The year 2025 has seen Bangladesh transform from a developing nation into a frontier state—a buffer zone where major powers compete for influence—on the global geopolitical chessboard. The Ukraine-ization of Bangladesh is no longer a metaphor; it is a reality where the country is being used as a theater for the escalating rivalry between the United States, China, and India. By late December 2025, it is clear that the more the interim government relies on foreign condolences and aid packages, the less sovereign it becomes.
The United States has played an unusually active role in the post-revolutionary landscape. The US Embassy’s official tweet offering formal condolences for Sharif Osman Hadi—a non-state actor with a history of radical rhetoric—was a clear signal to New Delhi and Beijing . Washington is prioritizing its Indo-Pacific Strategy, which requires a Bangladesh that is no longer aligned with both India and China. By validating the new forces of the 2024 revolution, the US hopes to secure maritime access in the Bay of Bengal and a listening post near China’s border. However, as seen in Ukraine, when a smaller nation becomes a bulwark for a superpower, it often ends up as the primary battlefield.
While Washington actively courts the new order, China’s response has been markedly different. Beijing has adopted a posture of calculated retreat. While it continues to monitor its Belt and Road investments, China has begun exploring ties with regional factions inside Bangladesh. If the central government in Dhaka becomes increasingly dependent on US interests, Beijing may decide that a fragmented Bangladesh is more manageable than a US-aligned one . This raises the genuine specter of Balkanization. Regional fault lines are already visible: the Chittagong Hill Tracts have long resisted Bengali domination, with indigenous communities demanding autonomy, while Noakhali has emerged as a stronghold of religious extremism that openly challenges Dhaka’s secular establishment . As these regional resentments deepen and the central government remains captive to foreign aid and radical mobs, the country may find itself destroyed not by a foreign army, but by the crushing weight of serving as a pawn.

This external manipulation finds its domestic counterpart in what can be called the Chaos Loop. The ruling elite, led by Dr. Muhammad Yunus, are using the street as a bargaining chip. They tell Washington they need money to stop the radicals, while they tell the radicals they are the only ones who can keep India at bay. This strategy of managing the mob is exactly what led Pakistan into its current state of failure, where the elite-military-radical triangle ultimately paralyzed the state itself . When the state stops being the protector of its people and starts being a broker for foreign interests, the institutions of the state begin to rot. The judiciary is paralyzed, and the military is increasingly divided between those who want to restore order and those who fear the street.

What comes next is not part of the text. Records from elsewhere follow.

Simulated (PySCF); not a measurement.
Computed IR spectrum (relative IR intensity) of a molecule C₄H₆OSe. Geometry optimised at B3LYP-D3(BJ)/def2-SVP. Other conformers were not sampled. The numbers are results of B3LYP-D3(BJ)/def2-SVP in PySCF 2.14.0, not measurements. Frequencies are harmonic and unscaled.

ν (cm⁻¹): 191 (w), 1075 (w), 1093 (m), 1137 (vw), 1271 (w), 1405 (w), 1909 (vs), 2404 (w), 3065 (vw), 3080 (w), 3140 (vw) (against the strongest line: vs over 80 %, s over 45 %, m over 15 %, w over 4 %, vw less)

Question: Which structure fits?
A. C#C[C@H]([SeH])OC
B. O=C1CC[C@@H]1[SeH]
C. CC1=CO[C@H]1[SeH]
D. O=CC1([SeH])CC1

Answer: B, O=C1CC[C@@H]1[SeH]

Bangladesh’s future, as viewed from December 20, 2025, is a lonely road. Unlike 1971, where there was a clear global consensus for its birth, the February 2026 transition is fraught with suspicion. If the country becomes a platform for the US-China rivalry, it will be the common people who suffer the Ukrainian fate: a destroyed economy, a polarized society, and a homeland that is no longer their own . The tragedy is that the national mindset of vandalization and protest, which the elites are currently exploiting, provides the perfect cover for this external dismantling. Bangladesh is not being conquered; it is being hollowed out from the inside.